Sir – Costs to government to support Aboriginal people to live in the bush wouldn’t be prohibitive if the focus was appropriate technology and infrastructure that enables self–reliance and sustainability.
 
The debate currently underway about the viability of small remote communities needs to include a debate about the sustainability of current service delivery models and the use of appropriate technologies.
 
CAT’s work with remote communities over many years has demonstrated that where people are given the opportunity to acquire skills and knowledge to help manage essential services, service reliability and affordability improves.
 
Where this is also combined with appropriate technology, robustly designed and fit for purpose, people are not just able to live well in the bush, but also leverage from the amenity of service they have to develop enterprises and plan for future economic development.
 
For over ten years CAT ran the Bushlight project delivering renewable energy systems providing reliable 24 hour power to 130 small remote communities across Australia. For many of these communities reliable power was the catalyst for enterprise development.
 
Across the Dampier Peninsula WA, numerous community run eco-tourism ventures have emerged since Bushlight systems were installed and monies could be diverted from diesel fuel for generators into enterprise development.
 
When it comes to municipal and essential services in small remote communities a few clever technology investments and a little bit of innovation in how services are managed and delivered would go a long way to improving sustainability and reducing the impost on governments of escalating costs.
 
CAT’s experience is that supporting local people to gain technical skills and capabilities is vitally important. If people are able to manage risks to their small water supplies thus keeping water safe to drink and effectively demand manage their renewable energy systems to extend the life of batteries and provide amenity 24 hours, costs go down and service reliability goes up.
 
Package such approaches with investments that connect communities to the world, and mechanisms to transform education and health access and develop local economies will emerge.
 
Novel appropriate technologies such as the CAT Mobile Phone Hotspot system that extends the coverage from existing mobile tower infrastructure to areas where there was previously none is a good example of cost effective solutions.
 
In recent years CAT has designed and implemented new service models for housing repairs, maintenance and water supply management across Homeland clusters in the Laynhapuy/Marngarr and Utopia regions in the Northern Territory.
 
Not only did we have 60% of the work crew comprising local residents, but we delivered accredited on the job training, engaged with every household to enable them to make decisions about the improvements they wanted, and we delivered on time and on budget. It just goes to show there are better ways to run things, ways that empower Aboriginal people and don’t increase costs to government.
 
Aboriginal people in small communities already contribute their own money and time to supplement the services they receive from government. The evidence of how to improve service and infrastructure sustainability is available. The link between enabling technologies and economic development is proven. What is needed now is the will to implement.
 
There are many reasons people choose to live where they do, and for Aboriginal people the connection to culture and country is paramount, as is the desire to leverage the assets and traditional lands they do have for economic independence.
 
For mining operations and pastoralists, the choice is equally obvious. The reality is that government investment in the largely underdeveloped and underserviced outback is an essential precursor of economic development, private sector activity and community well-being.
 
(CAT Ltd is an Aboriginal not for profit company delivering the enabling technologies that support community and economic development.)
 
Dr Steve Rogers
CEO, Centre for Appropriate Technology (CAT) in Alice Springs
Peter Renehan
CAT Chairman
 
 

3 COMMENTS

  1. Meanwhile, liberal alcohol supply is an impoverishing agent of dystopia across generations, with devastating implications for community well-being, role modelling and incentive.
    Fitzroy Crossing, Halls Creek and Lajamanu appear to be succeeding in limiting supply with all the benefits, but Central Australia can’t get any traction on the elephant in the room.

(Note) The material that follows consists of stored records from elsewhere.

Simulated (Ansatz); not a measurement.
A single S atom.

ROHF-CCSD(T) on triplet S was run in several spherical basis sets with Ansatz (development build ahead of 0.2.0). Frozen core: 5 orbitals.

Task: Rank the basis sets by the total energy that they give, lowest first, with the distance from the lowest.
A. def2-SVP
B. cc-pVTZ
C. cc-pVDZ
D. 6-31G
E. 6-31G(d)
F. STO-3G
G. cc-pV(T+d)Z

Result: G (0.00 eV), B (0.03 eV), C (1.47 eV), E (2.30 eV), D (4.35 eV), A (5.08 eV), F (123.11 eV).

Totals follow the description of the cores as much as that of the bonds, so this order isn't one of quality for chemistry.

  2. This is a feel good story about a few technological successes but there is another much less impressive story.
    CAT supplied appropriate technology would have to be one of the biggest single sources of waste on remote communities.
    Although most of the evidence has long been disposed off the remnants of pit toilets, hand powered washing machines, stove fuelled hot water systems etc can still be found.
    There was nothing wrong with these devices, in fact universal pit toilets (as found in many of our national parks) would have saved millions of dollars over the past decade.
    But these are not things that whitefellas use and Aboriginal people have rejected them on the grounds that they should not be treated as second class citizens. Governments have often agreed with them.
    The Bushlight Project has been relatively successful (though ridiculously expensive) because Aboriginal people have had no choice but to use it and have not had to maintain it.
    Appropriate technology has a place but it won’t be used if there is an inappropriate alternative that whitefellas use.

  3. Let CAT put their own money into it and drag some of their money out of banks. Start looking after their own people as God helps those who help themselves.